What Difference Does the Installation Make?
The political balance of city council won’t change after the installation but a change in mayor certainly can affect how the city is governed. Each councilmember gets only one vote but the mayor sets the agenda for city council meetings and presides over the meetings. The mayor can for example keep things from the agenda or during the meeting allow more or less time for public comment. The mayor is the gatekeeper.
Additional powers as described in the City Council Policy and Operations Manual:
- The mayor appoints councilmembers to liaise with the city’s twelve commissions. Two councilmembers are appointed as liaisons to each commission. These liaisons have a say in how the commission conducts its business. The liaisons are also the loudest voices when it comes to selecting new commission members. The mayor can appoint himself, or any like-minded fellow councilmember, to a commission that interests him. (Review the appointments for fiscal year 2022–23.)
- The mayor may (or may not) establish an ad-hoc to address a specific issue and can appoint two councilmembers (including himself) to serve on an ad-hoc committee.
- The mayor is the designated city representative for economic development to promote the city. This entails travel to New York and overseas on the city’s dime.

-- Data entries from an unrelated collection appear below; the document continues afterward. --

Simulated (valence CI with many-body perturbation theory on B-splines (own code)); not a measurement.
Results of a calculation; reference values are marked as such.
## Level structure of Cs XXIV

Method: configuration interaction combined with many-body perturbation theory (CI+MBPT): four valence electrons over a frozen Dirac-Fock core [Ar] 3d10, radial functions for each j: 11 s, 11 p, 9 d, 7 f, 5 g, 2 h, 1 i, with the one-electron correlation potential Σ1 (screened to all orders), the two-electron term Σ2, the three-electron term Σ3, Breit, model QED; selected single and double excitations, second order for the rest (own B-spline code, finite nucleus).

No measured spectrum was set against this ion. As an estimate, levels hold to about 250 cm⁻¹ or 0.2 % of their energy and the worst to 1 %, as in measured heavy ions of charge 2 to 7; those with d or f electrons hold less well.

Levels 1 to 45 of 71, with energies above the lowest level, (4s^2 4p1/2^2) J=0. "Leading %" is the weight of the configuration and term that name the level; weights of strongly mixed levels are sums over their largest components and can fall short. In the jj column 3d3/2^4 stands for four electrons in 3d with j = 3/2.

- The mayor may approve the awarding of a plaque, proclamation, certificate, or medallion to recognize outstanding community achievements — and at his discretion may award a ‘key to the city’ to a visitor. These ceremonial gestures give the mayor a soapbox that is unavailable to other councilmembers.
These responsibilities sound mostly ceremonial and they are. It’s what happens away from the council dais and cameras that gives the mayor an outsized influence on city business. This next year we will have Julian Gold as mayor and the following year Lester Friedman.
Why I am Not Saving the Date
Vice-Mayor Gold and Councilmember Friedman anchor what is shaping-up to be a conservative voting bloc on city council. The councilmembers always were more inclined to put the brake on any proposal to expand tenants’ rights. But after the 2022 election they were joined by Councilmember Sharona Nazarian who has tended to see things from the landlord’s perspective. And lately Mayor Bosse has tended to vote with them on tenant matters too.
The new balance doesn’t augur well for tenant rights generally and specifically has stood in the way of tenant protections in the event of redevelopment and displacement. At the February 7, 2023 council meeting a 4–1 majority chose not to eliminate the city’s unique 90-day notice prior to eviction when the landlord obtains a demolition permit. Then at the March 7th meeting a 4–1 majority chose not to add to the state’s bare-minimum affordable housing requirement. Council could have required developers to either set aside additional affordable rental units for middle-class residents or required that some proportion of the new rental units be rent-stabilized. The majority choose to do neither.
In contrast Councilmember John Mirisch wanted to eliminate the 90-day eviction notice and urged city council to both expand the affordable housing requirement and to make some proportion of new units rent-stabilized. But one vote against a four-vote majority doesn’t carry the day.
That make it difficult to summon my enthusiasm to join the installation celebration and makes it difficult to recommend that renting households save the date.